Date visited : May 2014
Ahhh, Transnistria (or, the Prednistrian Moldavian Republic’). A ‘country’ that doesn’t exist, and which gives the impression that it’s been in a time-warp for 25 years.
I’ve already spoken about the background of Transnistria, but here I’ll try and write how it feels to actually go there as a tourist. Quick recap: it’s a very small region of Moldova (twice the size of Luxembourg) which declared Independence in 1992 but was never recognised as such.
The very first indication you’re in somewhere ‘weird’ is when, along a long straight road surrounded by trees, you reach what seems to be a hastily-constructed barrier, staffed by armed guards. This is the ‘border’ between Moldova and Transnistria, and ‘foreigners’ are taken away to a small kiosk to show their passports, explain why they’re in the country, and fill in a form. This form is important as Transnistria practices the old Soviet policy of registration – whereby foreigners have to ‘register’ with the local police to say they’re in the country.
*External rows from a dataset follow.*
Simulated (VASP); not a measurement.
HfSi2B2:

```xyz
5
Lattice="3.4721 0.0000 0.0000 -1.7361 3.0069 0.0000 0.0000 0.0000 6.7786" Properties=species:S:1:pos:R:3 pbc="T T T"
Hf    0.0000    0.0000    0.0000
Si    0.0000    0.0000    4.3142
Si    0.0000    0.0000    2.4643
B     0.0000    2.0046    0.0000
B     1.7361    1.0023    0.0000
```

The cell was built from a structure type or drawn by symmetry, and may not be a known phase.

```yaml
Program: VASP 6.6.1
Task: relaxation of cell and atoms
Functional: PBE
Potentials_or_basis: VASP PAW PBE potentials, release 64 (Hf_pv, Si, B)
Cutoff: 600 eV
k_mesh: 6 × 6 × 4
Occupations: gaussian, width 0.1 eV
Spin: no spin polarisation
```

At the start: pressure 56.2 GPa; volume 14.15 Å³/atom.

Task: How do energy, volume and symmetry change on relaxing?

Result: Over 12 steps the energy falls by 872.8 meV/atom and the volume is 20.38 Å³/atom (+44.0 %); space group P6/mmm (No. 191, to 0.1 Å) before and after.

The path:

The ‘Soviet’ nature of Transnistria is actually all-encompassing; they’ve embraced the architecture and the symbolism – many of the banners and roadsigns are self-promoting (in that old Soviet 5-year-plan way) and are liberally branded with the hammer-and-sickle motif; the parliament building has a statue of Lenin outside it; the buildings still mostly conform to Soviet plans and expectations, even down to the tower-blocks on the edge of the city where many people live; and if I tell you that the main park in the city is called ‘Culture Park’, that shouldn’t really surprise you (it could only be more Soviet if it were called ‘Victory Park’).
Despite being nominally a part of Moldova, it has its own government, legal system, and currency – the Transnistrian Ruble is possibly the least convertible currency in the world since, as it does not ‘legally’ exist, nowhere else touches it with a bargepole. Prices are on a par with Moldova, although again as I was couchsurfing, I’ll readily admit to not being au fait with prices of accommodation (and, to be honest, restaurants).
It’s actually interesting to compare Transnistria with Moldova, despite them being nominally the same place. Transnistria is cleaner (at one point I saw a gang of seven people sweeping the road, with another gang of seven a little way further down doing the other side), more house-proud (none of its buildings are falling down, the pavements are better maintained, and it just feels more ‘loved’), and seems to be (remarkably) more affluent.
Culturally, it’s Russian. Everything is written in Cyrillic, the main language is Russian (or possibly Ukrainian, but certainly an East Slavic rather than a Romance language), and the whole ‘country’ looks eastwards for inspiration rather than westward. They see Odessa (c.100km away) as being their ‘big nearby city’ than Chisinau (c.75km) despite Odessa being in Ukraine and Chisinau theoretically being their capital. On my visit there were booths where people were being encouraged to sign a petition requesting that Transnistria actually become a part of Russia (rather than an independent state or remain part of Moldova). It seemed to be a popular desire.
Being a separatist state of a country that’s pretty obscure to begin with, tourism isn’t exactly Transnistria’s lifeblood. What that does mean, however, is that I found the whole country to be very safe. People are genuinely curious about you, mainly to ask ‘why the heck are you coming here?!’, and of course they’re very keen to speak to genuine foreign speakers (because so few come here) – although many people don’t speak foreign languages – don’t confuse inability or reluctance to speak as rudeness . Even though I walked through the backstreets of suburban Tiraspol at dusk, I never once felt threatened or worried about my safety.
Due to its size, Transnistria doesn’t have much in the way of genuine tourist sites; even the big fortress at Bender is mainly used as an Army base and therefore visible only in passing. Fans of Soviet architecture and style are in for a treat however, and the centre of Tiraspol has a small number of unusual sites, including the war memorial – not just the standard ‘Great Patriotic War’ and the monument to the Afghan conflict in the 80s, but also the Transnistrian War of Independence, and the associated tank, driven off the main road in 1992, up a grassy bank, and left there. If nothing else, it’s ‘unusual’.
Transnistria: A taste of Soviet culture without the need for a special visa. At least at the moment; who knows what will happen in a few years when Moldova seriously looks at EU membership. And I did genuinely find it much more pleasant than Moldova proper.